In my last blog I tried to define the concept of insight. In this post I discuss insight generation.
Insights are generated by systematically and exhaustively examining a)
the output of various analytic models (including predictive,
benchmarking, outlier-detection models, etc.) generated from a body of
data, and b) the content and structure of the models themselves. Insight generation is a process that takes place together with model generation, but is separate from the decisioning processduring which the generated models, as well as the insights and their associated action plans are applied on new data.
Insight generation depends on our ability to a) collect, organize and
retain data, b) generate a variety of analytic models from that data,
and c) analyze the generated models themselves. Therefore, in order to
generate insights, we must have the ability to generate models. And in
order to do that we must have data. Insights can be generated from
collected data, data derived from the collected data, as well as the
metadata of the collected data. This means that we need to be thinking
not only about the data collection, management and archiving processes,
but also about how to post-process the collected data; what attributes
to derive, what metadata to collect.
In some cases data is collected by conducting reproducible
experiments or simulations (synthetic data). In other cases there is
only one shot at collecting a particular data set. Regardless, insight
generation is highly dependent on how an environment is "instrumented."
For example, consumer marketers have gone from measuring a few
attributes per consumer, think of the early consumer panels run by
companies such as Nielsen, to measuring thousands of attributes,
including consumer web behavior, and most recently, consumer
interactions in social networks. The "right" instrumentation is not
always immediately obvious, i.e., it is not obvious which of the data
that can be captured needs to be captured.

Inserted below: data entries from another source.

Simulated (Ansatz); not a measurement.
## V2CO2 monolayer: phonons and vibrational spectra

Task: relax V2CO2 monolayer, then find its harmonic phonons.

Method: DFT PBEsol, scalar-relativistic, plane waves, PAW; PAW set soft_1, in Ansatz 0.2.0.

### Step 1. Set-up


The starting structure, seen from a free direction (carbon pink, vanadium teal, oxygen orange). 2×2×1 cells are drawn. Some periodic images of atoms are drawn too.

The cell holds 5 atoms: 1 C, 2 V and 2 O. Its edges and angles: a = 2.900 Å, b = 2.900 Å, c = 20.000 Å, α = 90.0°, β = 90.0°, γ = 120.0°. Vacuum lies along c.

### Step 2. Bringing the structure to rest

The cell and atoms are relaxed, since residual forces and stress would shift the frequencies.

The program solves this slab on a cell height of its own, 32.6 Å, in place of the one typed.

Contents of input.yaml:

Oftentimes, it may not even be immediately possible to capture
particular types of data. For example, it took some time between the
advent of the web and our ability to capture browsing activity through
cookies. But obviously, the better the instrumentation the better the
analytic models, and thus the higher the likelihood that insights can be
generated. Knowing how to instrument an environment and ultimately how
to use the instrumentation to measure and gather data can be thought of
as an experiment-design process and frequently requires domain
knowledge.
Insight generation also involves the ability to organize murky data,
which is typically the situation with environments involving big data,
and focus on the data that makes "sense," given a specific context and
state of domain knowledge. Focusing on specific data given a particular
data doesn't mean that the rest of the collected data is unimportant.
It's just that one cannot make sense of it at that point in time.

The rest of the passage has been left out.